LAWS(KAR)-1986-4-5

BETTAMMA Vs. NARAYANAMURTHY

Decided On April 04, 1986
BETTAMMA Appellant
V/S
NARAYANAMURTHY Respondents

JUDGEMENT

(1.) Applicant in these various interlocutary applications was the tenant/revision petitioner in Civil Revision Petition No. 80/1983. That Petition came to be disposed of by me on 16th day of September 1985 by a considered order. I am informed that, that order has been taken up in appeal to Supreme Court under Article 136 and pending there. In the meanwhile, the petitioner/applicant has discovered that respondent/landlord Narayana Murthy had died long before 16th September 1985. In this circumstance it is now contended that these applications to bring L. Rs on record, to set aside the abatement and to recall the order made on 16th day of September 1985 as one without jurisdiction are maintainable.

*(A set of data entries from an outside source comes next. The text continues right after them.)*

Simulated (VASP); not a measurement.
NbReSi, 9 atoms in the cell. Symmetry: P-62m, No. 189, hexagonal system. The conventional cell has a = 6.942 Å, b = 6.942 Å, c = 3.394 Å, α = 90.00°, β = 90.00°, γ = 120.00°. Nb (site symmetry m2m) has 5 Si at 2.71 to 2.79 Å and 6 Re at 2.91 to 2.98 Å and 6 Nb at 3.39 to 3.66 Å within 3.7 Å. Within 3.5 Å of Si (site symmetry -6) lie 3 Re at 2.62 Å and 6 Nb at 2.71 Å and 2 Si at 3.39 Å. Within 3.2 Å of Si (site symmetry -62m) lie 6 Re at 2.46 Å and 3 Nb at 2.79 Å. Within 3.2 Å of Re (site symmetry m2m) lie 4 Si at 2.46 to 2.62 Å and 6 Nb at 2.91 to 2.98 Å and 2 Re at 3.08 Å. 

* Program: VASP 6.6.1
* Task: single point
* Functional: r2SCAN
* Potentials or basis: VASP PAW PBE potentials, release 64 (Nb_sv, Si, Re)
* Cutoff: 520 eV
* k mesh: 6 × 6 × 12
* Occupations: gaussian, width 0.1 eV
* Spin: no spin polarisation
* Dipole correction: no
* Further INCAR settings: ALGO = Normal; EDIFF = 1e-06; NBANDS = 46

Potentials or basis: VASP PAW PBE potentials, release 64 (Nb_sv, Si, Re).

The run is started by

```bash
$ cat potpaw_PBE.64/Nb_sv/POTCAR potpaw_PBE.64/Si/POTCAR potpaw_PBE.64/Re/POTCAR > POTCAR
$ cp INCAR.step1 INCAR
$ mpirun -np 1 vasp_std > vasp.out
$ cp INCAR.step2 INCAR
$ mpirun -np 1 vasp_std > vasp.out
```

(2.) Neither the deceased landlord's Counsel nor the applicant/petitioner's Counsel were aware of the death when they appeared on 16th day of September 1985. Petition of the revision petitioner was taken up and disposed of as if respondent was alive. It is only now that his death has been alleged. The death certificate produced establishes that Narayana Murthy died on 22-7-1985. Under Rule 30 of the Rent Control Rules, 1961 the petitioner ought to have brought the legal representatives on record on or before 8-8-1985 as the period of limitation prescribed is only 15 days. Apparently, that was not done, on account of the ignorance of the death of said Narayana Murthy the respondent/landlord in the Revision Petition. The question now is whether there is any compelling reason for this Court to reopen the question at the instance of the revision petitioner by recalling the order made, set aside the abatement which has taken place on or after 6-8-1985, condone the delay pleaded in presenting the application for bringing the L.Rs on record. In the case of Pendyala Basawanjanayalu & ors. v. Lingamalhi Ramalingayya, AIR 1938 Madras 115 somewhat similar situation was considered by Stodara, J. In that case the defendant who suffered a decree had preferred a revision before the High Court which came to be allowed and the matter was remanded to the Trial Court for disposal in accordance with the directions given by the High Court. It was at the stage of considering the remanded case, the Trial Court came to know of the death of the revision petitioner/defendant long before the High Court allowed his revision. In that circumstance, the Trial Court refused to proceed with the case on the ground that the order of the High Court was illegal. That matter was agitated by the legal representatives of the deceased original defendant in the High Court once again. The High Court having regard to the statutory abatement after the lapse of the period of limitation came to the conclusion that the High Court's order allowing the earlier Revision Petition was without jurisdiction as the legal representatives had not come on record within 90 days and had allowed the Petition to abate and if there was no Petition before the High Court then no order could have been passed.

(3.) Undoubtedly, it is very accurate in its logic though the High Court was not to blame as it was not brought to its notice that the party was dead. But the question is whether the facts of that case in which the plaintiff had acquired a decree would not have induced such a view. Even otherwise, I would not like to consider the said decision a good authority because, the revision (second one) should have been rejected on the sole ground that a subordinate Court cannot disobey even an unlawful order of the High Court.